Le Coq D’Or

‘Calculating Queen of Shemakha’: Natalia Savelieva in Le Coq d’Or. Photograph: Foteini Christofilopoulou

Le Coq d’Or (The Golden Cockerel) is an opera composed by Rimsky-Korsakov and based on a poem by Pushkin. It opened in Moscow in 1909, the year that Sergei Diaghilev first visited Paris with the troupe of dancers who would become the Ballets Russes. That Paris season, and those that followed, were a sensation. A shrewd judge of the taste of European audiences, Diaghilev presented exotic, folkloric ballets like The Firebird and Scheherazade. To a cultured class already steeped in orientalism he offered a Russia of the imagination, a place of lost kingdoms, magical birds and beautiful princesses.

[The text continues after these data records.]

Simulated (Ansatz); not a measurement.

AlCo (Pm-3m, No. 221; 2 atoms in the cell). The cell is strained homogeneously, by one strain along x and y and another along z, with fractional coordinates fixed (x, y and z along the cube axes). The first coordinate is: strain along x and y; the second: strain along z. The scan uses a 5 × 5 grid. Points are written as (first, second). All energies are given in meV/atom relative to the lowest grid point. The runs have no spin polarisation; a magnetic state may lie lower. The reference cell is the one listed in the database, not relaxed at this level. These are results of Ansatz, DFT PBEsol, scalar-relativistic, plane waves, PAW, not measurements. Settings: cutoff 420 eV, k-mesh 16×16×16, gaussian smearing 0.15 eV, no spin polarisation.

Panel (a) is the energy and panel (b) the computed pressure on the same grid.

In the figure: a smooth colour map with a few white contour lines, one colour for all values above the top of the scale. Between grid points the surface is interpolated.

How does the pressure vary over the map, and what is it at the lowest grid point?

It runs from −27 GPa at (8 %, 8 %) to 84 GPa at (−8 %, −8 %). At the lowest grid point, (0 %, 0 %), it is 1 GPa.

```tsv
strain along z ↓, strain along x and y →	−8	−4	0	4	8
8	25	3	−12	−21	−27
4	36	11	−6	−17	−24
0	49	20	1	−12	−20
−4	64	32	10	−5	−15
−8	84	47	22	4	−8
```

But by 1914, five years into the project, Diaghilev was in trouble. Mikhail Fokine, the choreographer of the company’s most successful productions, had left in 1912, following a series of bitter disagreements. And in 1913 Diaghilev had dismissed Vaslav Nijinsky, his star dancer and former lover, when Nijinsky married a Hungarian aristocrat who had attached herself to the company. The Ballets Russes had lost its two greatest assets, and Diaghilev badly needed a popular success.

A five-hour phone call eventually won Fokine back. The choreographer went to work, and a new opera-ballet version of Le Coq d’Or had its premiere that summer. The piece was an immediate hit, and it is this production which, a century later, the Russian dancer turned impresario Andris Liepa has restaged. The original score, the libretto and the designs have all survived; only Fokine’s steps have been lost, and these have been reimagined by the choreographer Gali Abaidulov. The result is humming with wit and fun.

Initially, the dramatic music, storybook designs, and broad, folkish choreography combine to slightly bewildering effect. But the production soon begins to make its own, uniquely Russian, kind of sense. The plot, in which a feeble-minded ruler, surrounded by incompetent advisers, is punished for his failure to protect his kingdom from its enemies, would have had considerable satirical resonance in the final years of tsarist rule.

Liepa has set the work on the singers, dancers and orchestra of the Natalia Sats Musical theatre, established in Moscow in 1965 to give children access to classical music culture. The singers are ranged in tiers at the sides of the stage, while the action is performed by the dancers. Oleg Fomin is the idle, blustering King Dodon, Natalia Savelieva is the calculating Queen of Shemakha, all smouldering glances and sultry split jetés, and Pavel Okunev is the Golden Cockerel, a powerful and even threatening presence with his beating wings and stabbing feet. All execute their roles with grand-scale comic precision, as do the corresponding singers (the soprano Olesya Titenko is particularly spectacular as the Queen), while also honouring the score’s lyricism and subtle coloration.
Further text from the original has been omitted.